The Conformer (Gulati et al., Conformer: Convolution-augmented Transformer for Speech Recognition, Interspeech 2020) is the dominant encoder for modern automatic speech recognition. It hybridises self-attention (good at modelling global context, e.g. long-range coarticulation) with depthwise convolution (good at modelling local patterns, e.g. formant transitions) inside a single block, achieving state-of-the-art WER on LibriSpeech with far fewer parameters than pure Transformer baselines.
Block structure. A Conformer block applies four sub-modules in a Macaron arrangement:
$$\tilde{x} = x + \tfrac{1}{2}\,\text{FFN}(x), \quad x' = \tilde{x} + \text{MHSA}(\tilde{x}),$$ $$x'' = x' + \text{Conv}(x'), \quad y = \text{LayerNorm}\!\left(x'' + \tfrac{1}{2}\,\text{FFN}(x'')\right).$$
The two half-step feed-forward networks bracket the attention and convolution, inspired by Macaron-Net. Each FFN follows pre-LayerNorm with Swish activation and a dropout-regularised expansion of $4\times d_{\text{model}}$.

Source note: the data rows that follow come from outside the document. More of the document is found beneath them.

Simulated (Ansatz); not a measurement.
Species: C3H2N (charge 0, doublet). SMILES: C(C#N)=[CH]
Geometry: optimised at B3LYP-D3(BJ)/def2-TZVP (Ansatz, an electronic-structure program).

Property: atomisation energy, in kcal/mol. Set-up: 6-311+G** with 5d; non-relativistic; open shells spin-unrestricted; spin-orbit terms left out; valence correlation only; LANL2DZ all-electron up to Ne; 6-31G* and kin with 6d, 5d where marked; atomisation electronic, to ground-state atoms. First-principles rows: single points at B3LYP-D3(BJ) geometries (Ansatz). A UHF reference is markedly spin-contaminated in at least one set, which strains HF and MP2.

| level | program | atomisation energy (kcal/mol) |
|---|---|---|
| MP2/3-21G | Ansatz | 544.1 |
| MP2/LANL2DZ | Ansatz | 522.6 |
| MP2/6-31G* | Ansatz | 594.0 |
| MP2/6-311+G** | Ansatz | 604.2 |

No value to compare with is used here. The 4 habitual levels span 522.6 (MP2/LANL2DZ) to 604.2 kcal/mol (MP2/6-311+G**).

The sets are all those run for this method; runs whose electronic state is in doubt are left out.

Multi-head self-attention. Standard scaled dot-product attention with relative positional encoding (Shaw et al.; Transformer-XL style), critical because absolute position embeddings generalise poorly across utterance lengths in speech.
Convolution module. The most novel component:
- LayerNorm.
- Pointwise 1-D conv $\to 2 d_{\text{model}}$ channels followed by GLU (gated linear unit), halving back to $d_{\text{model}}$.
- Depthwise 1-D conv with kernel size 31 (LibriSpeech), operates per-channel along time, capturing local temporal structure with $\mathcal{O}(d_{\text{model}} \cdot k)$ parameters rather than $\mathcal{O}(d_{\text{model}}^2 \cdot k)$.
- BatchNorm + Swish.
- Pointwise 1-D conv back to $d_{\text{model}}$.
- Dropout.
Depthwise separable convolution is the parameter-efficient trick borrowed from MobileNet that lets the Conformer add local modelling at minimal cost.
Front-end. A two-layer convolutional subsampling reduces the 10 ms-frame mel-spectrogram input by $4\times$ along time (typical: kernels 3, stride 2, twice). SpecAugment (frequency and time masking) is the standard regulariser.
Results. Conformer-L (118 M parameters) achieves 2.1% / 4.3% WER on LibriSpeech test-clean / test-other without an external language model, and 1.9% / 3.9% with an external language model, surpassing prior Transformers and ContextNet. The medium and small variants (30 M and 10 M) trade WER for latency on mobile devices.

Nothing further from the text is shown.